Yet even Tokyo's arguments that it knows best betray some ignorance. Take Prime Minister Junichiro Koizumi's comment that "it's nonsense that Japan's national strength is lower than African countries to which Japan is providing assistance." Japan's credit rating is nowhere near any such nation. Those willing to give Koizumi -- who's not an expert in economics -- a pass here should consider that Shiokawa's been making the same point.
Asia's getting antsy about Tokyo's denial, fearing a Japanese banking crisis would send shockwaves around the region.
Yet, as Edward Lincoln makes clear in his book Arthritic Japan, a financial crash here is highly unlikely. Lincoln, a Japan expert at the Brookings Institution, argues that Japan won't recover or crash over the next decade, but will muddle along.

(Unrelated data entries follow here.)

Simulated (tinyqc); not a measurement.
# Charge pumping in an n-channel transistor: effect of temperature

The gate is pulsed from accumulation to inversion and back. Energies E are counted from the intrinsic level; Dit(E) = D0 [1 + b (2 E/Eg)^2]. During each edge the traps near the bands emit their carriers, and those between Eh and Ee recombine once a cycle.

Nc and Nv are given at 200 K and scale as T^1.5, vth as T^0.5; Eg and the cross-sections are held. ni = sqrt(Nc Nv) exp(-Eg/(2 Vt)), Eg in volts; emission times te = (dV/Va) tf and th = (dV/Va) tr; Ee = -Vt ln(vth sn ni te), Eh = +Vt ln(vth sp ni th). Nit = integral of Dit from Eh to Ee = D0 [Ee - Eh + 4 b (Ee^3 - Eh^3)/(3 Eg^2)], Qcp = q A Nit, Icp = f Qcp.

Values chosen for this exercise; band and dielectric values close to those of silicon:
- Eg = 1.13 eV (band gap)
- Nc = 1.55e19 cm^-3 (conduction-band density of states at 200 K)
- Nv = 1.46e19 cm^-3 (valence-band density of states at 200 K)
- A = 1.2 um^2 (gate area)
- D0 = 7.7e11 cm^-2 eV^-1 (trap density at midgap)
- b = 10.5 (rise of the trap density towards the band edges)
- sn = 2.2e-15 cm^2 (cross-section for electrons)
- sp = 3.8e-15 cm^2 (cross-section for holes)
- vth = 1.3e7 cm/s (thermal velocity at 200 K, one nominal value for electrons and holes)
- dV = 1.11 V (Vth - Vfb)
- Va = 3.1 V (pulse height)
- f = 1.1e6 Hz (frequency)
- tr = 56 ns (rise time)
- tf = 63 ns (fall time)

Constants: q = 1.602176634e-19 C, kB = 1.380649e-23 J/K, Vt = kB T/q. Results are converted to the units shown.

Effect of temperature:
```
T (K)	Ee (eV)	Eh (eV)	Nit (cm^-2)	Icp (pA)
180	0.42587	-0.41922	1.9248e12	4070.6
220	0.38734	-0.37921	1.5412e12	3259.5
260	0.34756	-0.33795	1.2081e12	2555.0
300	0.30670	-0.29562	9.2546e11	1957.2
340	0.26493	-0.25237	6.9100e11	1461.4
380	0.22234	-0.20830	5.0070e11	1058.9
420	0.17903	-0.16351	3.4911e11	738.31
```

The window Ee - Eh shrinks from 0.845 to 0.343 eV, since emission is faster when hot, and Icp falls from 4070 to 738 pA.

Its slow and orderly decline will continue apace, leaving the world no choice but to adjust to a less prosperous and productive Japan, Lincoln concludes. The Japanese, awash in savings and wealth relative to the rest of the world, have merely amended their lifestyles and moved on. Unfortunately, muddling along is the best Asia can expect from Japan in the years ahead.
China's rise in the interim is increasingly eclipsing Japan. China's 7.3 percent growth in 2001 contrasted with Japan's slide into its third recession in a decade. China is sucking up the jobs and capital Japan once took for granted. Even investors here are shunning Japanese stocks and buying Chinese shares.
If Koizumi understands how much clout Japan is losing on the global stage, he's not admitting it. Nor is he doing much about it. Political scandals are dominating Tokyo these days, distracting Koizumi from doing what a year ago this week he was elected to do: Fix the economy.
Koizumi only made matters worse Sunday by making a surprise visit to Tokyo's Yasukuni Shrine, which honors Japan's 2.5 million war dead, including its war criminals. The act is sure to upset Asian neighbors and undermine Koizumi's hopes of improving ties with its Asian trading partners. The controversy also will distract him from focusing on the economy.
"If the Japanese government continues to favor short-term comfort over long-term reform, Japan seems to me likely to remain on a road characterized by stagnation," former US Trade Representative Charlene Barshefsky said in Tokyo in late February.
"Year by year, Japan's influence will erode, and the centrality of the US-Japan relationship to Pacific affairs will diminish along with it."